The employee filed a claim petition alleging a consequential injury, claiming that she was only able to use one arm to catch herself because she was protecting her right arm and using the immobilizer, and also claiming a weekly wage of $644.65 which included her tip income. A hearing was held on May 21, 1998. The compensation judge found that the employee's left wrist injury was not a consequential injury of her work-related injury, and that the employee's tips should be included in determining her weekly wage. The employer and insurer appeal the compensation judge's decision to include the employee's tips in determining the weekly wage. The employee cross-appeals the compensation judge's finding that the employee's wrist was not a consequential injury.
STANDARD OF REVIEW
In reviewing cases on appeal, the Workers' Compensation Court of Appeals must determine whether "the findings of fact and order [are] clearly erroneous and unsupported by substantial evidence in view of the entire record as submitted." Minn. Stat. ' 176.421, subd. 1 (1998). Substantial evidence supports the findings if, in the context of the entire record, "they are supported by evidence that a reasonable mind might accept as adequate." Hengemuhle v. Long Prairie Jaycees, 358 N.W.2d 54, 59, 37 W.C.D. 235, 239 (Minn. 1984). Where evidence conflicts or more than one inference may reasonably be drawn from the evidence, the findings are to be affirmed. Id. at 60, 37 W.C.D. at 240. Similarly, "[f]actfindings are clearly erroneous only if the reviewing court on the entire evidence is left with a definite and firm conviction that a mistake has been committed." Northern States Power Co. v. Lyon Food Prods., Inc., 304 Minn. 196, 201, 229 N.W.2d 521, 524 (1975). Findings of fact should not be disturbed, even though the reviewing court might disagree with them, "unless they are clearly erroneous in the sense that they are manifestly contrary to the weight of the evidence or not reasonably supported by the evidence as a whole." Id.

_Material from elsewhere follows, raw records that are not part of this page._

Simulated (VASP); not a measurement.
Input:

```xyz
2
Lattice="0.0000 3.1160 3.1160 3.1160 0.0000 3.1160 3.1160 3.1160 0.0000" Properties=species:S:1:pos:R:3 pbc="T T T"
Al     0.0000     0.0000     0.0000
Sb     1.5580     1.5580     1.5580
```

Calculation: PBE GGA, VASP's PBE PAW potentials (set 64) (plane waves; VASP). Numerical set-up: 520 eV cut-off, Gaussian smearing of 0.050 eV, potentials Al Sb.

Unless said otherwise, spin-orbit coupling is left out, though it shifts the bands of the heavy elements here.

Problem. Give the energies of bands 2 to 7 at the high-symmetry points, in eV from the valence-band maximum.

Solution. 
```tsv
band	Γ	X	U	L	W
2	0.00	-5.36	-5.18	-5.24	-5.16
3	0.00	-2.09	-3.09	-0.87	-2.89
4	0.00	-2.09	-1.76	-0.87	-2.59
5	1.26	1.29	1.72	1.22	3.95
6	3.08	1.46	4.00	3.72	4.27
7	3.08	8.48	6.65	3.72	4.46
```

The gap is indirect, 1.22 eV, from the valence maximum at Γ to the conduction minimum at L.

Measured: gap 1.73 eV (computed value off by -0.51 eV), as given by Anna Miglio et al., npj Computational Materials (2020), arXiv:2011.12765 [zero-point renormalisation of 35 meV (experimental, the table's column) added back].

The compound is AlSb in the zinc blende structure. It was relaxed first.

A decision which rests upon the application of a statute or rule to essentially undisputed facts generally involves a question of law which the Workers' Compensation Court of Appeals may consider de novo. Krovchuk v. Koch Oil Refinery, 48 W.C.D. 607, 608 (W.C.C.A. 1993).
DECISION
Weekly Wage
The employer and insurer appeal the compensation judge's finding that the employee's weekly wage was $644.65, which includes her tip income. The employer and insurer argue that the employee's weekly wage should be based only on her salary and commissions, which would be $300.00. The compensation judge found that the employee's weekly wage should include tips that she received from customers and reported on her tax returns for a total weekly wage of $644.65. The employee's weekly wage is calculated by multiplying the daily wage by the number of days and fractional days normally worked in the business of the employer for the employment involved. Minn. Stat. ' 176.011, subd. 18. Minn. Stat. ' 176.011, subd. 3, provides that daily wage is "the daily wage of the employee in the employment engaged in at the time of injury but does not include tips and gratuities paid directly to an employee by a customer of the employer and not accounted for by the employee to the employer." In this case, the employer did not require reporting of tips, and the employee did not report the amount of tip income to the employer until this litigation commenced.
The employer and insurer argue that the employee's tips should not be included pursuant to the statute since the employer did not require reporting of the tips. Contemporaneous reporting of tips is not required, and unreported tip income should not be excluded where necessary to accurately reflect the total tip income received by the employee. Stresemann v. Little Jack's Steakhouse, 44 W.C.D. 408 (W.C.C.A. 1991), summarily aff'd (Minn. Apr. 23, 1991). In that case, a waitress did not report a portion of her tips until six months after the injury. The tips were included in calculating the weekly wage because under the statute, "there is no time frame or manner in which the tips have to be reported." Id. at 413-14. The compensation judge in that case found that the reporting method was reasonable, and there was no showing that the employee was not credible or that the amount reported was not accurate. In this case, the employee did not report the income until litigation commenced. This delay in reporting the tip income does not preclude its inclusion in calculating the employee's weekly wage. The compensation judge did not err by finding that this reporting was sufficient and including the tips in determining the weekly wage. Therefore, we affirm, and we decline to overturn Stresemann.
Wrist Injury
The employee injured her left wrist approximately two months after her work injury. The employee claimed that she slipped and fell on snow while wearing a shoulder immobilizer for her work injury and as a result could only use her left hand to stop her fall. Dr. McElfresh opined that the wrist injury was therefore a consequential injury of the work injury. Dr. Reese, however, opined that there was no relationship between the two injuries. It is the compensation judge's responsibility, as trier of fact, to resolve conflicts in expert testimony. Nord v. City of Cook, 360 N.W.2d 337, 342, 37 W.C.D. 364, 372 (Minn. 1985). While the employee testified that she always wore the immobilizer when she walked outside, the compensation judge found that employee was not wearing her shoulder harness at the time of her wrist injury based on the evidence of emergency room records which indicate that the employee fell while skating and do not mention the immobilizer. Assessment of the credibility of a witness is the unique function of the trier of fact. Brennan v. Joseph G. Brennan, M.D., P.A., 425 N.W.2d 837, 839-40, 41 W.C.D. 79, 82 (Minn. 1988). A finding based on credibility of a witness will not be disturbed on appeal unless there is clear evidence to the contrary. See Even v. Kraft, Inc., 445 N.W.2d 831, 835, 42 W.C.D. 220, 225-26 (Minn. 1989). Substantial evidence supports the compensation judge's finding that the injury was not a consequence of the right shoulder work injury. Therefore, we affirm.